OR Teaching Our Children How to Appreciate Nature Using the Peter Parker Principle. I was in earshot of hearing a neighbor’s young child ask his nanny if squirrels had teeth and could bite. He was watching a squirrel on a squirrel feeder in my yard. Shockingly, the nanny took out her phone and had to look up whether squirrels had teeth as she watched one eating a nut with its teeth!
This interaction is worrisome in so many ways beyond the nanny’s ignorance. She gets a pass because like so many people, she obviously has nature deficit disorder. The child’s real question was whether a squirrel was dangerous. He was processing the worry in a question form; if the squirrel had teeth he though it might be able to harm him. More upsetting was hearing the nanny with her newfound knowledge about squirrels tell the boy that yes, the squirrel had teeth so it could in fact bite him!

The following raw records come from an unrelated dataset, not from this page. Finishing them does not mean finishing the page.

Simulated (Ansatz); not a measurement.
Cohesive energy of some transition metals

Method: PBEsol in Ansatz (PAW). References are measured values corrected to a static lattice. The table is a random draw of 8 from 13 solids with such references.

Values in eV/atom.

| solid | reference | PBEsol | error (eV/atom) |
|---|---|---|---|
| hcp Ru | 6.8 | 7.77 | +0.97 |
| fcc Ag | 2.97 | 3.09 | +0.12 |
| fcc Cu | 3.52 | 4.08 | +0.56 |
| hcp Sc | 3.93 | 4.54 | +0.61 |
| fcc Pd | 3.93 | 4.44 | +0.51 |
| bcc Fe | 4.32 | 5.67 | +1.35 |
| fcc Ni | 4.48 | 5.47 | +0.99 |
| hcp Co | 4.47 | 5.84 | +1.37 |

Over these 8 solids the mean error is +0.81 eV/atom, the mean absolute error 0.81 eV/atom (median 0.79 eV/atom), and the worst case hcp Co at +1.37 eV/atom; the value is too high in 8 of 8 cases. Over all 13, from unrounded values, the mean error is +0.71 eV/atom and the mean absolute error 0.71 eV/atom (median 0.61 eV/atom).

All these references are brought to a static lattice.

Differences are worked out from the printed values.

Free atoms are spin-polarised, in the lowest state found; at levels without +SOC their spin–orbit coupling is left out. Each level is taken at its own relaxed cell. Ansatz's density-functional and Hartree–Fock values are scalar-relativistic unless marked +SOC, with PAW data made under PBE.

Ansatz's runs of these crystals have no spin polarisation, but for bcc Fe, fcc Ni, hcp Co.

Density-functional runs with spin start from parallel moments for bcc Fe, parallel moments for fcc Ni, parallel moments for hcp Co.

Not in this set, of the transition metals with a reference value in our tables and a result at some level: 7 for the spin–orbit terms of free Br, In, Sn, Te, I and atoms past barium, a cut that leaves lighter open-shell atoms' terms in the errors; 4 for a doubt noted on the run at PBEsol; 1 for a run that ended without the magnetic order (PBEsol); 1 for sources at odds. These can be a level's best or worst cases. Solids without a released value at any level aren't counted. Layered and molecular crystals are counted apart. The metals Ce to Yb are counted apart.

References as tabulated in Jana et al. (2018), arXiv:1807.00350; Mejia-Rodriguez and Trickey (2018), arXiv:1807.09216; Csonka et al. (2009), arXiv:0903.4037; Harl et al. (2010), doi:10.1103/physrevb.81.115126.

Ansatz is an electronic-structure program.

As a former preschool teacher and special needs school founder I had to practically bite my tongue off not to jump in and emphatically tell both that squirrels only eat seeds and nuts and are afraid of people, so there was no need to worry about one attacking or biting them! I wanted to tell the young child fun facts about squirrels and invite him to my yard to show him how captivating nature can be.
This impressionable young boy undoubtedly lives with one of the wealthy young families who have moved into our semi-urban neighborhood and were raised to save the rainforest and recycle plastic, but are environmental vandals in their own yards. Homes where homeowners once mowed the lawn every few weeks and trimmed the bushes a couple times a year are now being replaced by professional crews who intensely manicure chemically soaked monoculture lawns with non-native landscaping and drench everything in pesticides. My neighborhood is now filled with insect killing machines such as backpack mosquito sprayers and oversized Dyotrap bug lures designed to indiscriminately exterminate insects well beyond the small lifeless yards they're in. Wildlife removal services put down rodenticide, “humane” traps, or medieval looking contraptions to make sure nothing burrows under or makes holes in perfect lawns.
This child has sadly learned that anything living outside his home is dangerous unless he goes to “the country”, “the beach” or an exciting faraway place like Wyoming where his family might rent a cabin or condo and marvel at “nature”.
I watched a young neighborhood child gleefully stomp on a worm and tell his parents about it in upspeak to gauge their reaction. When they nonchalantly just mirrored his statement back to him (“you just stepped on a worm?”) as if he just announced that he stepped in a puddle, he learned it’s okay to destroy wildlife. It was such a missed opportunity to foster a connection and create interest in easily found animals such as earthworms.
When I watched this situation unfold, I had a flashback to a tender moment when my grown son was about the same age as this boy and he impulsively squished a ladybug then realized what he did and started sobbing in my arms in a fit of remorse. I comforted him without excusing the action. We took some time to mourn the ladybug, bury it and say some kind words. I was relieved he felt connected enough to our natural world to feel something when he first internalized the power he had over living things at such a young age. For a nature-loving parent, it was a memorable day.
I’m sure our son would have learned the same lesson from my husband who might have invoked the Peter Parker principle and quoted Spider Man’s Uncle Ben by telling him that “with great power comes great responsibility”. I fear that unless we make the connection for our children that nature is in our own backyard, we will again raise a generation of globally minded kids who will advocate to save far-off rainforests (which btw is not an unworthy goal) but will stomp on earthworms and be afraid of biting squirrels.